A nonlinear regression approach for my scientific problem. The approximation of the fluid velocity field which is obtained from numerical solution of the Navier-Stokes eq.

Approximation of viscous waves v1.0. Developed by Artem Pavlovskii

October 2019.

This is free software that is distributed under the GNU General Public Licence. You can redistribute it and/or modify it under the terms of the GNU General Public License as published by the Free Software Foundation.

We approximate data from numerical solution by dimensionless formula

v = Re((exp((j-1)x) + A*exp(-jC)(1-exp((j-1)x))*exp(-Bx-jt))

using the least squares and gradient descent methods. We denote by j the imaginary unit, by x the dimensionless coordinate and by t dimensionless time. The A, B and C are unknown coefficients which we will try to predict. Please, see my article https://link.springer.com/article/10.1134/S1063784216070185 for the details.
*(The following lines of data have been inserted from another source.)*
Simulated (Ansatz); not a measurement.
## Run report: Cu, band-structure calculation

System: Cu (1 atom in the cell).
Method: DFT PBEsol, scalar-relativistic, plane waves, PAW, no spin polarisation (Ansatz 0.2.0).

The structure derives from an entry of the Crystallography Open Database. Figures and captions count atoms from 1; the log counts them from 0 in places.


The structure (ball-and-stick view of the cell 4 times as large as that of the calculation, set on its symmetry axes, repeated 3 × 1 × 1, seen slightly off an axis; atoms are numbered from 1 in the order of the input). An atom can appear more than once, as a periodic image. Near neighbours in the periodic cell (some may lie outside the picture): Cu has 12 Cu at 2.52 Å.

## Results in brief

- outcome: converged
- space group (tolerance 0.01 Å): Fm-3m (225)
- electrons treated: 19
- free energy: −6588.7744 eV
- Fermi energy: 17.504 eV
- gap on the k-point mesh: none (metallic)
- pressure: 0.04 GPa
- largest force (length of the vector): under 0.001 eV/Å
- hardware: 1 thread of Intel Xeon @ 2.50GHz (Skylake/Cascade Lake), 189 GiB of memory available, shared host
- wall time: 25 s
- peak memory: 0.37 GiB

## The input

The data files are obtained from the Comsol Multiphisics software. They must have only two columns 'x' and 'v' and 8 lines of the header. The value in the 'x' column should start from 0. The sequence in the 'x' column may repeat several times starting from 0 every time. The data must be obtained in the time interval from nT to (n+1)T or from nT+T/2 to (n+1)T+T/2 where T is the period of wall oscillations, n is a natural number.

Launch vw.py to begin and try to load the cylinder__D_12.txt datafile. The program is interactive. You must specify the maximum number of iterations, the coefficient's initial values and its limits. Note, that the result mostly depends on the inital values.